The idea that people know what they want is as ubiquitous as it is beguiling. Who would willingly believe that their behaviour is decided on a whim? Yet the evidence emphatically demonstrates how people’s preferences, beliefs and actions are hopelessly malleable and, as a result, incoherent. In this article we detail one such finding, consider its implications and discuss some solutions.

A wealth of behavioural science has shown that seemingly irrelevant contextual details influence our decisions in a myriad of unnoticed ways. People can be nudged by changing the default options, re-framing decisions and increasing task complexity. In short, context is king. Or, to borrow from Peter Drucker, context eats preference for breakfast.

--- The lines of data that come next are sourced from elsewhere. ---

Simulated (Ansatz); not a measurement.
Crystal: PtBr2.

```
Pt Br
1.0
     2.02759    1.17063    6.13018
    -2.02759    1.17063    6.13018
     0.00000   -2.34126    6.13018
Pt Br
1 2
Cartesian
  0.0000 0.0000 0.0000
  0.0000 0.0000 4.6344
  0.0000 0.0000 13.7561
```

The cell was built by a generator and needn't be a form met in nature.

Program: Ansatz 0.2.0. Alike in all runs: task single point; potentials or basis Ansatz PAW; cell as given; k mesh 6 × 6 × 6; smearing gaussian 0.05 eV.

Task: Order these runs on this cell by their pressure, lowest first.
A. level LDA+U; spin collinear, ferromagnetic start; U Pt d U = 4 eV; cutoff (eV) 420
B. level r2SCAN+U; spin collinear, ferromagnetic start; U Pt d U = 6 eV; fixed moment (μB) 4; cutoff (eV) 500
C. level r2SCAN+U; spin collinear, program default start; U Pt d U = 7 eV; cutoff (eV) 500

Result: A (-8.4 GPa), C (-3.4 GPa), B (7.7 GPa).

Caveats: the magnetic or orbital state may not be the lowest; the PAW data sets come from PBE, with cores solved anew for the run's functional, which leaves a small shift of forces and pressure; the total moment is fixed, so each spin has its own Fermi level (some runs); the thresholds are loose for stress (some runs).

Figure 1: The Malleability of Credit Card Payments1

The chart shows a good example of these findings. People are given a credit card statement where the minimum payment is either harder or easier to find. Foregrounding that small number compared to the outstanding balance re-frames the payment choice. In this context, people make smaller payments. Conversely, when the minimum payment is recessed, their payments are 70% higher.

These types of findings are good news if you work in sales or marketing. They mean that in principle you can persuade anyone to do anything. All you need is to be armed with the right insights and then re-design the customer’s choice environment accordingly. Just as Bill Murray wins Andie MacDowell’s heart in Groundhog Day, given enough attempts, it is indeed possible to sell sand to the Saudis.

But the findings are more problematic if you are designing new products, pricing your services or trying to do pretty much anything else. Unless your research faithfully recreates the buyer’s decision context, it will inevitably fail to accurately forecast their behaviours. This means traditional methods like Qual, Quant, and Conjoint are all heavily distorted and thereby fatally flawed.

What’s the solution? A/B testing circumvents the problem because the context is real. But A/B testing has its own limitations. For example, you can only test what a firm is able, or willing, to put into market. Hence, the approach we’ve adopted in the past is to use an A/B test method, but within in a replica of the real-world decision environment using paid participants.

This is the best of both worlds. You get the rigour of a randomised controlled trial. Malleable participant behaviour is fomented under the same conditions as the real-world. You can evaluate all kinds of crazy ideas that the Exco would never let you A/B test – excepting, of course, that with enough time and patience, you can persuade anyone to do anything.

 

1. Stewart, N. (2009). The cost of anchoring on credit card minimum payments. Psychological Science, 20(1), 39-41.